•The multibillion project stalled after the contractor suspended the construction works six months ago due to inadequate funding and delayed payments
•The project is designed to control flooding in Nyando, irrigation, hydropower generation and supply of portable water in Kisumu and Kericho counties
The government has started fresh negotiations to revive the stalled Sh19.9 billion Soin-Koru dam project.
The dam is expected to supply water in Kisumu and Kericho counties and end the perennial Kano basin floods.
Water and Irrigation Cabinet Secretary Zachariah Njeru said the government is in talks with the contractors, China Jianxi International Kenya and China Jianxi International Economic and Cooperation Company to resume work.
The project stalled six months ago due to inadequate funding and delayed payments.
The dam, which is located between Kericho and Kisumu counties, was expected to be completed in 2027.
Njeru said the project fully-funded by the government of Kenya, was critical in boosting water and food security.
“We know what the dam means to farmers at Ahero Irrigation Scheme towards enhanced rice production,” he said.
Njeru, who inspected the progress of the dam, said the construction will be expedited.
The CS was accompanied by Irrigation PS Ephantus Kimotho, acting Irrigation secretary Vincent Kabuti, National Irrigation Authority chairman Gibert Maluki and NIA chief executive officer Charles Muasya.
Njeru said the dam will supply 72,000 cubic metres of water per day in Kapsoit, Kaitui, Kipsitet, Katitu, Muhoroni, Awasi and Ahero towns.
Besides water and food security, the project will generate of 2.5 megawatts at the Sondu Miriu Power Station.
Njeru said NIA will decommission the water pumping project as water will flow by gravity to farmers once the dam is completed.
This will help the authority to save about Sh4.5 million monthly on the Ahero Irrigation Scheme.
More than 30,000 farmers are currently benefiting from the scheme.
Njeru commended the scheme management and committed to support the farmers and the authority to achieve its vision.
Currently, 17,000 acres are actively under the irrigation scheme, with rice being the main crop.
Other crops include, soybean seeds, commercial soybeans, watermelon, maize, tomatoes, sorghum green-grams, cowpeas and pulses.
“We are importing 700,000 metric tonnes of rice every year. This can be stopped when more acreage is under irrigation,” Njeru said.
Kimotho said the state department of irrigation managed to put 47,033 acres under irrigation.
He said the government will this year put an additional 60,000 acres.
“By 2027, we intend to have one million acres. In the plan, Western region is one of the areas the government will intensify irrigation infrastructure,” Kimotho said.
The PS said Nyanza and Western regions have the best water basins for irrigation.

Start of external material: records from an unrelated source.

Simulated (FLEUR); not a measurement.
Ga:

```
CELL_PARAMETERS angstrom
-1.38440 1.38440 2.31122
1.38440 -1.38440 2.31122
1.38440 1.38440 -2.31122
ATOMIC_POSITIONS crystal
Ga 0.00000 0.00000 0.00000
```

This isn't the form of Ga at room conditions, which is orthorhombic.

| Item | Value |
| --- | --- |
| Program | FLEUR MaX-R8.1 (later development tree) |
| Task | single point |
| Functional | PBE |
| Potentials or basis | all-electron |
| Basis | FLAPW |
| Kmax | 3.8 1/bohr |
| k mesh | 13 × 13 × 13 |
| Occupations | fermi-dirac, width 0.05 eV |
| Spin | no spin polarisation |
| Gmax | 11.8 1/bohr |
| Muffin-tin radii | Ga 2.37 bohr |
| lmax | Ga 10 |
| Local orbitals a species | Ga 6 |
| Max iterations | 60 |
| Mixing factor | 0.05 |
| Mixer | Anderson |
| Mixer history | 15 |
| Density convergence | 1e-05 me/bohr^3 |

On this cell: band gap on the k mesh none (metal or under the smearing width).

“We want to maximise the available opportunity by first securing enough water for irrigation to achieve food security,” he said.
Kimotho said Ahero scheme has contributed to rice production, enhanced families' incomes and reducing rice imports.
Thi is as espoused in the Bottom Up Economic Transformation Agenda.
Maluki said NIA is committed to address challenges facing farmers in Kisumu.
He said they will procure a new water pump to address water back flow from Lake Victoria.
“We are also working with the county government to repair feeder roads within the schemes. We have already allocated some money for the repair and we are also lobbying the county to do the same,” Maluki said.
The authority is in the process of procuring three water pumps for the schemes.
Last year, Project manager Eng Julius Mugun told the committee on Blue Economy and Water and that the contractor suspended work due to delayed payments.
Mugun said the contractor demanded Sh846.5 million before resuming the excavation works after receiving advance payments of Sh499 million, which was used to mobilise equipment and workers.
The advanced payment was also spent in setting a contractor campsite, a resident engineers camp and geotechnical investigation for the dam site and construction materials.
“The excavation of the spillway is 50 per cent complete,” Mugun said.
In the 2022-23 financial year, the government only allocated Sh100 million to the project against the proposed Sh3 billion, making it difficult for the contractor to continue with the work.
“The delay in disbursement of funds for the project was set to escalate the contract sum due to price adjustments and penalties,” Mugun said.
The committee was told that the government has not acquired the entire dam project area, with more than 45 per cent of the affected families from Kisumu and Kericho counties owed Sh2.2 billion in compensation.
He said the funding from the government was not adequate to complete the project within the 60 months.
The National Water Harvesting and Storage Authority is exploring other ways to raise funds for the project.